A Scottish firm that operates remote controlled submarines used on North Sea oil and gas projects expects to create 50 jobs after winning a bumper contract from a subsea construction specialist.

ROVOP has won a £45 million deal to supply Remote Operated Vessel services on projects in areas such as the North Sea for London-based Ceona.

The Aberdeen-based company will provide ROVs that will operate from vessels Ceona is developing for use on projects such as laying deepwater pipelines.

With backing from US investment bank Goldman Sachs, Ceona aims to capitalise on booming investment in subsea projects by oil and gas firms around the world. The North Sea is one of its target areas.

The contract should help ROVOP maintain the rapid growth the company has achieved to date.

Founded in 2011, ROVOP recorded turnover of £10m in the last 12 months.

The company already has more than 50 employees.

The company's rapid growth provides evidence of the boom in high value services activity in the UK, which is being powered by surging investment by oil and gas firms in UK waters.

The subsea industry has been a big beneficiary of moves by companies like Shell and BP to invest billions of pounds developing big new fields west of Shetland.

The development of the new fields has triggered heavy investment in infrastructure that will be installed on the seabed. This includes the facilities that are used to connect subsea wells with production platforms and pipelines.

In July, Subsea UK said the sector could increase its output to £11.1bn in 2016 from £8.9bn in 2012.

Almost half the respondents to a survey by the trade body expected to achieve growth of at least 20% in the next three years.

The number of jobs supported by the UK industry increased to 66,000 last year, including those working in the wider supply chain, from 50,000 in 2010.

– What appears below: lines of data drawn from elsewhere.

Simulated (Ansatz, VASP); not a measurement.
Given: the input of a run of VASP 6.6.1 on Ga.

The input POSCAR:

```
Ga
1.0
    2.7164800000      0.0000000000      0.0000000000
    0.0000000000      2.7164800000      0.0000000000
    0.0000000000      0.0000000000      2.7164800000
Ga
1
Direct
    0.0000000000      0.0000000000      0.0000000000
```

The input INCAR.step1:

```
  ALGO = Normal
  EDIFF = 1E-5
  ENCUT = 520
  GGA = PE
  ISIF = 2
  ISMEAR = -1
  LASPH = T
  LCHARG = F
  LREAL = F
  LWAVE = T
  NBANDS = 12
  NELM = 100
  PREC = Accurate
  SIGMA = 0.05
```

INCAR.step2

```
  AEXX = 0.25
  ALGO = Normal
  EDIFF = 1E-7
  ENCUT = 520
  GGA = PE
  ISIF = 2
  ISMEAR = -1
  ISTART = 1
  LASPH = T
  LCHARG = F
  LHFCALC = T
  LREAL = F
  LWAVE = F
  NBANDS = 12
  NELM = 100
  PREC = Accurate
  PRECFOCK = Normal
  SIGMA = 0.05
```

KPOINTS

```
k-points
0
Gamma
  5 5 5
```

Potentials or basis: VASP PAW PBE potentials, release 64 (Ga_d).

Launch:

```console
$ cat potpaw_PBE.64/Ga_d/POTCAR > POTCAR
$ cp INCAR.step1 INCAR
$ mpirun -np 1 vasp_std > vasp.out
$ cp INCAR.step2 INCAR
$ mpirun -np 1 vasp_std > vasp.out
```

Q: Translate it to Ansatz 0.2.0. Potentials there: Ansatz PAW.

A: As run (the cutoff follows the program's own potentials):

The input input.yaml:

ROVOP's managing director Steven Gray noted that Subsea UK aims to help the UK industry recruit the thousands of people it expects will be needed to meet demand.

The increase in activity has sparked concerns that companies may be hampered by a shortage of firms with the specialised skills required in subsea engineering.

However, Mr Gray noted ROVOP has developed its own academy to help train people. This features a £250,000 simulator.

He said: "Over the last 18 months, ROVOP has already recruited 50 people and through our proprietary ROVOP Academy, we believe we will continue to attract new talent."

Mr Gray said the academy allows the firm to provide a structured career progression for its ROV pilots.

Mr Gray founded ROVOP after working as a lawyer at Dundas & Wilson and in the private equity industry with Lloyds Development Capital.

He set up Rovop with Mark Vorenkamp and Scott Freeland -who have oil services backgrounds.

The company has been able to tap into strong investor enthusiasm for the subsea sector and secured £8m funding within its first 14 months.

The Scottish Loan Fund agreed to provide up to £5m, while Royal Bank of Scotland provided £1m. ROVOP also secured £2m lease finance from undisclosed private investors.

Ceona is also targeting markets such as Brazil, the Gulf of Mexico and West Africa.

The ROVs will be used on the Polar Onyx and Amazon vessels, which Ceona expects will enter service in 2014 and 2015 respectively. The ships have been designed to operate in remote and challenging environments.